Causal Inference and Market Experiment Design with MLSYNTH

Jared Greathouse

Introduction

Jared Amani Greathouse
- PhD Candidate, Public Policy, Georgia State University
- Advisor: Jason Coupet
- Specialization: Econometrics and Causal Inference
- Focus: Synthetic Control Methods, High-Dimensional Panel Data, Machine Learning for Treatment Effects

Classic Synthetic Control Model

The SCM estimator constructs a weighted combination of control units to approximate the treated unit pre-treatment. It solves:

\[ \mathbf{w}^{\mathrm{SCM}} = \underset{\mathbf{w} \in \mathcal{W}_{\mathrm{conv}}}{\operatorname*{argmin}} \; \left\| \mathbf{y}_1 - \mathbf{Y}_0 \mathbf{w} \right\|_2^2, \quad \mathcal{W}_{\mathrm{conv}} = \{\mathbf{w} \ge 0, \; \mathbf{1}^\top \mathbf{w} = 1 \} \]

Treated unit: \(\mathbf{y}_1\)
Donor/control units: \(\mathbf{Y}_0\)
Constraint: weights are non-negative and sum to 1

The synthetic control prediction for any time \(t\) is

\[ \hat{\mathbf{y}}_1^{\mathrm{SCM}} = \mathbf{Y}_0 \mathbf{w}^{\mathrm{SCM}} = \sum_{j \in \mathcal{J}_0} w_j^{\mathrm{SCM}} \, y_{jt} \]

Intuition: A weighted average of controls can resemble the treated unit better than any single control or the simple mean of all controls. Deviations post-treatment estimate the causal effect.

My Work

Developed mlsynth, the largest Python SCM package to date

What Makes MLSYNTH Special

Suite of tools for policy evaluation using panel data
Supports dozens of estimators, using techniques from matrix factorization methods to forward selection and proximal inference methods
Consolidates numerous SCMs across multiple software ecosystems into Python with one singular syntax (e.g., R or MATLAB).
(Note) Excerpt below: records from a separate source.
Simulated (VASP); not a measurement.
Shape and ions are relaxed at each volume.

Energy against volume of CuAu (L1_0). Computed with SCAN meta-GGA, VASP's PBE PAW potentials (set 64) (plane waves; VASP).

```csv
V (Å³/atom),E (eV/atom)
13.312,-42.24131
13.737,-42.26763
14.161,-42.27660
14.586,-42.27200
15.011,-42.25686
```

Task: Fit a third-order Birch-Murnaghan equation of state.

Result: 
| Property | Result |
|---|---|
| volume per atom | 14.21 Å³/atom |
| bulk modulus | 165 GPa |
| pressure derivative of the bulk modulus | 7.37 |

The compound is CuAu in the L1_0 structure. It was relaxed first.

pip install -U git+https://github.com/jgreathouse9/mlsynth.git

Offers a simple syntax where uses have a treatment indicator, and unit and time column, and a numerioc outcome in a pandas dataframe.

Challenges of Standard Experiments

Randomized trials are often impractical at scale for many kinds of interventions
- High coordination and costs
- Ethical or logistical constraints
Slow to iterate: each new design requires manual planning and coordination

Introducing MAREX of `mlsynth`

Abadie, Alberto, and Jinglong Zhao. (2025). Synthetic Controls for Experimental Design. https://arxiv.org/abs/2108.02196

\[ \mathcal{L}_{\text{Base}}(\mathbf{w},\mathbf{v}) = \sum_{k=1}^K \Big( \mathbf{f}_{I_k}^\top \mathbf{1} \Big) \Big[ \underbrace{\|\bar{\mathbf{x}}_k - \mathbf{X}_{I_k}^\top \mathbf{w}_{I_k}\|_2^2}_{\text{selecting treated units}} + \underbrace{\|\bar{\mathbf{x}}_k - \mathbf{X}_{I_k}^\top \mathbf{v}_{I_k}\|_2^2}_{\text{selecting control units}} \Big]. \]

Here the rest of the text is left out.